United Airlines has today cancelled dozens of Boeing 777 flights after it failed to perform the required fire safety checks. Space is being sought on other airlines, but passengers have been warned of delays. Inspecting the 52-strong fleet's fire supression technology will take between 24 and 36 hours, according to reports. In …
I dont think the 777 at Heathrow crashed
I remember watching a DASH landing at an airshow, both wings fell off, a small fire broke out, and Raymond Baxter saying "....well thats what we call a heavy landing".
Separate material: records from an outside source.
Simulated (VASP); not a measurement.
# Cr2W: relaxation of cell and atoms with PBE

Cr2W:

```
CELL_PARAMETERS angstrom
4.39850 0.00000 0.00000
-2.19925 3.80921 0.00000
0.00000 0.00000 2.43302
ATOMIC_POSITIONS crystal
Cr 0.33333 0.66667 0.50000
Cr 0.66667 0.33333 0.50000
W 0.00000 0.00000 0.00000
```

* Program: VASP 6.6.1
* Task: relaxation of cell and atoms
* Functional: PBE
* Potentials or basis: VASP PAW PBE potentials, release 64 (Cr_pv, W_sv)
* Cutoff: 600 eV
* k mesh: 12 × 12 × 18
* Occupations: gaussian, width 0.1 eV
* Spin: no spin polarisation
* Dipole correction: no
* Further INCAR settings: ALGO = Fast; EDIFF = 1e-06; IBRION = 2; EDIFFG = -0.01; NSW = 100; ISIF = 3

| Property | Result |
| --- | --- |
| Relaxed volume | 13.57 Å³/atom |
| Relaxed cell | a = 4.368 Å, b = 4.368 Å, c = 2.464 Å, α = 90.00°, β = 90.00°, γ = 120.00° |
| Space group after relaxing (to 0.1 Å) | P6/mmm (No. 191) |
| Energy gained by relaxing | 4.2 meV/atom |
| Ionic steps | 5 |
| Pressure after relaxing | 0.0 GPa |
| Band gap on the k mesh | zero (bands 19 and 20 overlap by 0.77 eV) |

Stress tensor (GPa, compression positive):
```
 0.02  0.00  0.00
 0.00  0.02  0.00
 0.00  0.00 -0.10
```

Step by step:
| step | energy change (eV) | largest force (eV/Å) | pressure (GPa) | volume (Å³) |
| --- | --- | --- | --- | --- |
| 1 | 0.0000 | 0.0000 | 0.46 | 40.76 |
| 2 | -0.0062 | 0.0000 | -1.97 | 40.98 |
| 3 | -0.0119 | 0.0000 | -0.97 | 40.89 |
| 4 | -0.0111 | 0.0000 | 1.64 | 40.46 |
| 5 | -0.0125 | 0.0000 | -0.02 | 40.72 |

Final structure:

Reminded me of another time and place on another Boeing plane which suffered from a mysterious fire which caused the odd crash or two , but after the unit was no longer used and removed a refurbishment overhaul avionics updates or two later that ended that particular problem and the US Air Force still wants the old bomb truck on it's flying inventory until about 2025 or there about !
Its not related to the Heathrow landing
I wish people would stop bringing up the Heathrow crash-landing in relation to this when talking about the 777's safety record.
The 777 has a great safety record, this grounding is not because of something unsafe on the 777 but because United cut corners on their maintenance. ANY aircraft will become unsafe if you dont perform the necessary maintenance to keep it airworthy.
I think the biggest story here is that an airline actually admitted a mistake and grounded its fleet in order to do the repair, rather then a) trying to cover it up and do a piecemeal inspection or b) being ordered to ground the fleet by the FAA. Also, ive read elsewhere that the FAA had grounded a number of other United aircraft on an unrelated matter (also failing to do some maintenance I've heard but i cant confirm that). My question is why the hell didnt the FAA do a complete audit of United once they found them cutting corners on ANY aircraft maintenance!
Students at my school had a recent incident just yesterday infact, this is what school administrators told us:
Shortly before 7 a.m. this morning, an airplane containing several [School name] administrators and students traveling to the [name] Association meetings had an emergency landing. The flight left Chattanooga around 5:50 a.m. Close to the Cincinnati airport, a fire retardant-chemical released into the cabin. While the oxygen masks did not deploy, the airplane was quickly landed with the passengers instructed to use emergency exits to get out immediately. Emergency crews were on the ground to assist. No injuries were reported.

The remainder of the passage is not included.